Aa2 RATING APPLIES TO (MN) $53.3 MILLION OUTSTANDING GENERAL OBLIGATION DEBT

Water/Sewer
MN

Moody's Rating

ISSUE

RATING

Taxable General Obligation Refunding Bonds, Series 2011A

Aa2

  Sale Amount

$16,425,000

  Expected Sale Date

07/25/11

  Rating Description

General Obligation Unlimited Tax

 

General Obligation Refunding Bonds, Series 2011B

Aa2

  Sale Amount

$2,380,000

  Expected Sale Date

07/25/11

  Rating Description

General Obligation Unlimited Tax

 

Opinion

NEW YORK, Jul 22, 2011 -- Moody's Investors Service has assigned a Aa2 rating to Western Lake Superior Sanitary District's (MN) $16.4 million Taxable General Obligation Refunding Bonds, Series 2011A and $2.4 million General Obligation Refunding Bonds, Series 2011B (AMT). Concurrently, Moody's has affirmed the Aa2 rating on the district's outstanding general obligation debt, affecting $53.3 million post-sale.

SUMMARY RATING RATIONALE

The bonds are secured by the district's general obligation unlimited tax pledge, though debt service is expected to be repaid by net revenues of the system. Proceeds of the Series 2011A bonds will refund the district's outstanding general obligation notes Series 1998D, 1999B, and 2002C. The Series 2011 B will refund outstanding general obligation bonds Series 2002A. The refunding is expected to generate net present value savings. The Aa2 rating reflects the district's sizeable and relatively diverse service area in northeastern Minnesota; healthy operations with growing reserves; and moderate debt burden with rapid principal amortization.

STRENGTHS

-Solid financial operations, healthy liquidity

-Unlimited rate setting authority

CHALLENGES

-Declining valuations

DETAILED CREDIT DISCUSSION

SIZABLE AND DIVERSIFYING TAX BASE LOCATED IN NORTHEASTERN MINNESOTA

Located in northeastern Minnesota, Western Lake Superior Sanitary District (WLSSD) benefits from a large (513 square miles) and relatively diverse service area, which includes a sizeable $10.6 billion full valuation and a population of approximately 137,000. Growth in previous years reflect successful efforts by the City of Duluth (general obligation rated Aa2), and the counties of St. Louis (Aa2) and Carlton (Aa2) to diversify the area economy by attracting new manufacturing and industry. More recently, the district's taxbase had declined by 1.5% in 2009 and an additional 6.7% in 2010. Despite the decline in valuations, notably the district's service area continues to expand given the ample amount of developable land. The district continues to see a strong presence with the paper industry, with Sappi (senior unsecured debt rated Ba3/positive) as one of the district's second largest comprising 1.7% of assessed valuation. Officials report stable operations. Forestry, mining, and agriculture remain important components of the economy, although this has been somewhat offset with growing health care and retail sectors. St. Louis County wealth indices remain below state figures, with per capita and median family incomes at 81.8% and 82.9% of state levels, respectively.

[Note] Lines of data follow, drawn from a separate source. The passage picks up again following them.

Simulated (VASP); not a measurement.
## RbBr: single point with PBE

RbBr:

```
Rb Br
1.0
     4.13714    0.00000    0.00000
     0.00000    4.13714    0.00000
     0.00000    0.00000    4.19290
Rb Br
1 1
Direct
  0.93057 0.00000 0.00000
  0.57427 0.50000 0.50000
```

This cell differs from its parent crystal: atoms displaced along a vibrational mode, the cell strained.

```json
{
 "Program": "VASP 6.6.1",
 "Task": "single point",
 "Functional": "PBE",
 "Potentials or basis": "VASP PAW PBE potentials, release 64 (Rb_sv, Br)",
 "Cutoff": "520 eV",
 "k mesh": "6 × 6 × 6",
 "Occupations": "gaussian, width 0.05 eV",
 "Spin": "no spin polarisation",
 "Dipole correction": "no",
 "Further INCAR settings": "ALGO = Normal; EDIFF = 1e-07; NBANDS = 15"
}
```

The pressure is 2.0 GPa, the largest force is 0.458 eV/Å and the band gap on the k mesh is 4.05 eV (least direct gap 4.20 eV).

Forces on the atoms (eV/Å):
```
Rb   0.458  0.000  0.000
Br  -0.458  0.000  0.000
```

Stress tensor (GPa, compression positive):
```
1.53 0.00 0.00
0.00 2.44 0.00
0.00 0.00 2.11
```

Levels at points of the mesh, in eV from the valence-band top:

STABLE FINANCIAL OPERATIONS WITH INCREASING RESERVE LEVELS

Moody's believes the district's financial operations will remain sound given its history of conservative fiscal management, expectations of continued commercial and residential expansion leading to increases in system customers, connection, and service fees, and the diversity of the district's revenue sources. The district liquidity has been increasing, with net working capital growing from $9.6 million at the close fiscal 2005 to $14.4 million, or a healthy 64.6% of operating and maintenance (O&M) expenditures at the close of fiscal 2010. The district maintains a formal policy of 12 months in reserves in its Debt Service Fund, and a minimum of 15% in unrestricted reserves of budgeted operating expenditures, and has unlimited statutory authority to raise rates to maintain reserves at these conservative levels. Officials expect to increase rates on an annual basis, although coverage is expected to stay within above policy guidelines between 1.5x and 1.7x of maximum annual debt service. Historical coverage levels have remained in this range, with a coverage of 1.62x in fiscal 2010.

The district's revenue sources are diverse, and include 89% user charges comprised of municipalities, industries and solid waste. The remaining revenue sources include service fees and district-wide allocations. The district's largest industrial wastewater user, Sappi accounts for 25% of revenues. While revenue concentration exists, we believe that this is mitigated by the district's maintenance of approximately 13-month reserve within the debt service fund, conservative budgeting assumption and commitment to sound financial operations, ample revenue-raising flexibility and the unlimited statutory authority to levy taxes to cover debt service. The district's budgets do not include expansions and are based on current load levels. Officials report positive operations year-to-date for fiscal 2011. We expect the district's financial position to remain favorable in the foreseeable future.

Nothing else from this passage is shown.